The NZ Institute says we (NZ) are hopeless at converting science into business. Referring to “innovation factors” in the World Economic Forum’s Global Competitiveness Report, Director Rick Boven says
New Zealand performs poorly relative to advanced economies on several of these innovation measures. Our relative performance indicates that we do not yet have the conditions in place to compete successfully.
I’m sure there is scope for improvement, but here are a few reasons to be a bit more cheerful…
First, to the extent that the WEF report makes sense, we’ve done OK, moving from up 4 places to 20th in the world over the last year. Second, all the WEF rankings are heavily influenced by surveys of selected business people, so they’re susceptible to a fair bit of sampling error if not actual bias. Also, for some reason NZ was under-sampled (47 instead of the average of 97 per country). Third, some might quibble with the answers those 47 gave, which among other things result in NZ being ranked in 1st place for
corporate ethics, the strength of auditing standards, and protection of shareholders
I find this a bit hard to square with finance company meltdowns, the Securities Commission’s weakness and investor protection issues more generally.
Turning to the inferences NZ Institute draws for policy, the list starts out well with this idea
Focus on the requirements for innovative economies where we can make an improvement
But then it rapidly descends into a possibly worthy but very question-begging list that includes:
- Increase the availability of scientists and engineers
- Develop business clusters
- Penetrate more layers of the value chain
- Increase FDI and technology transfer
- Address the brain drain
- Improve hiring and firing practices
After that, I needed something uplifting. So naturally I thought of two NZ entrepreneurs who are doing exactly what we’re supposed to be hopeless at: turning science into business.
First up is Peter Beck from Rocket Lab in Parnell, who (among many other things) is preparing NZ’s first space rocket launch scheduled for November. It is expected to get 100km high.
Second is Glenn Martin from the Martin Aircraft Company in ChCh, which has built and is now selling a functional JetPack.


NZ generates the vast majority of its science inside public institutions, it is publicly funded and CRI’s retain the property rights for the R&D. They are then measured on their commercial performance, and are thus encouraged to commercialise the R&D that they do. Crucially, they are not encouraged to transfer this R&D to the private sector except by selling it at value (as opposed to cost).
However, the underlying public policy problem is that the PRIVATE sector will underprovide R&D as it is unable to capture the full benefit from it. The NZ approach doesn’t address this problem as the private sector is still underproviding R&D.
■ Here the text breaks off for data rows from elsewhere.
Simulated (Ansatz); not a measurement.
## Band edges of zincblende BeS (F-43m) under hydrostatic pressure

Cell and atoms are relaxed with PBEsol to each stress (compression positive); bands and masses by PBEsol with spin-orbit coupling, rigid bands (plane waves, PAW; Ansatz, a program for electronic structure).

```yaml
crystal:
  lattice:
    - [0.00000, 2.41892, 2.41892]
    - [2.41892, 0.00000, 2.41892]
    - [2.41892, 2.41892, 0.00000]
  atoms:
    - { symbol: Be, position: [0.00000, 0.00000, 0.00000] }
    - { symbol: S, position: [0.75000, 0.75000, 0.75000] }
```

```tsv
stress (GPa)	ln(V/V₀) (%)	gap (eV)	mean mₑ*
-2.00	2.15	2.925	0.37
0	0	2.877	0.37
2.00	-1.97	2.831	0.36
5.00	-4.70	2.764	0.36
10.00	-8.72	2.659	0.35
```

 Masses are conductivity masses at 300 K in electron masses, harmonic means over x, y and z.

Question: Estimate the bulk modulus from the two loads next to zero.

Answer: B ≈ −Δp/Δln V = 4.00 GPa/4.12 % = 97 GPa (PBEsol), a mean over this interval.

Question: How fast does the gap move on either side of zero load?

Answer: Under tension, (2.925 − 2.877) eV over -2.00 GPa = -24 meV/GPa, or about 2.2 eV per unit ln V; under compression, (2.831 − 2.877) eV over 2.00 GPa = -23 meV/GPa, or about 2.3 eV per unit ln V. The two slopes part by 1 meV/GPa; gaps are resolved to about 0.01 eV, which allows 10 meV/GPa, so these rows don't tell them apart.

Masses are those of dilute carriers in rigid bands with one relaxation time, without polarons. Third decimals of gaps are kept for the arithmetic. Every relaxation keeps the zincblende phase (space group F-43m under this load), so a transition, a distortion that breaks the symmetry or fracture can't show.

This matters as it is difficult to transfer knowledge (it takes three years to get a degree for example) to the private sector for them to commercialise even if the incentives ran in that direction. Which they do not because of the profit incentive that the CRIs have and their retention of the property rights.
And I question whether any organisation can manage commercialisation across the breadth of markets that a large CRI has to manage. Private sector companies that are reseach based such as Monsanto or aerospace companies tend to be very narrowly focused.
My view is that there must be a transition to purchasing R&D from the private sector. The funding into CRIs is a massive scientist magnet. The more capability that they build up, the less likely it is that private providers can compete. So over time there needs to be a transfer of capability to, and purchase from, the private sector if we are to become a more technologically based economy.
For R&D, I’d like to know if a way to transition more activity into commercialisation is to run competitions (e.g. Admirality chronometer competition and recent space flight competition). Whilst there is some difficulty in transferring technology (three year degree) in general knowledge transfer happens very rapidly in society. So to some extent the problem is not just capture by CRI’s of knowledge but it is that the cost of producing a new piece of knowledge is very high (fixed cost) but once produced it is easily replicable or acquirable at a very low marginal cost – look at generic drugs. This is not an argument for patent rights per se.
What needs to be considered is what is the best mix of incentives/funding to generate new knowledge (old knowledge and current CRI model is sunk costs so we can ignore it). Competition based science funding may provide a mechanism to generate private sector R&D (winner gets $xM ) and is normally directed to a commercial activity, spin-offs are generated by the number of teams entering examining multiple paths, each which may have there own spin-offs.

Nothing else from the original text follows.